My hon. Friend makes a very good point. We have some very good people here in our tax authorities and in our ministerial team. The difficulty is, of course, that those companies have some very good advisers working for them, too. It is a case of “Catch me if you can”. That is why the Government have stepped in with a diverted profits tax and a digital services tax, neither of which existed before 2010. The Government have stepped forward to try to do this, but it is certainly not easy.

From the figures, Google should be contributing £420 million to the Exchequer. Of course, much of that money would have previously gone to the Exchequer through some of our own companies, but they no longer get that revenue. Regional media is a good example of that. As businesses, we used to spend our money in regional newspapers and regional radio. Now we put that money straight into Google and Facebook and other such places, so it is being shifted away from UK jobs and UK businesses and spirited away to different parts of the world.

I know the Minister will say that we are working with the OECD in terms of base erosion profit shifting, which is absolutely right. The difficulty, of course, is the lack of public scrutiny of that. That information is available only to tax authorities. The media play a hugely important role in highlighting the inappropriate shifting of profits internationally by companies, which therefore do not pay their fair share of tax. It is hugely important that we have publicly disclosed country-by-country reporting.
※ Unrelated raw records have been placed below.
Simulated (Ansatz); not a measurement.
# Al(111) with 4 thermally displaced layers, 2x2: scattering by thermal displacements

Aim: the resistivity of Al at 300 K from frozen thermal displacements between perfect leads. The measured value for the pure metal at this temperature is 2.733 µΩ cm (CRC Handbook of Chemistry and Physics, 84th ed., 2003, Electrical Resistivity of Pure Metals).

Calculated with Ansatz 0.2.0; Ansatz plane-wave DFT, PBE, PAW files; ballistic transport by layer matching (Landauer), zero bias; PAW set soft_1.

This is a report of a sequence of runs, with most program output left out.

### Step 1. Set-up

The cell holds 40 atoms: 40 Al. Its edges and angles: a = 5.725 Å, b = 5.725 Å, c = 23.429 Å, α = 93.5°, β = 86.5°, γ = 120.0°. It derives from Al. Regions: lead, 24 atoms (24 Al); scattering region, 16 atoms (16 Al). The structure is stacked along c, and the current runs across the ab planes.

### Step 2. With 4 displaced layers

I very much support new clause 33. I hope that the Government will step forward with something similar in the very near future. The digital service tax is a great step forward and a very bold move in the teeth of international opposition, particularly from the USA, but it is a short-term measure. We need something much more important and much more fundamental. At a very minimum, that fundamental thing should be country-by-country reporting and I urge the Government to go further, continue with their great efforts to tackle tax avoidance, and bring in country-by-country reporting for all multinationals.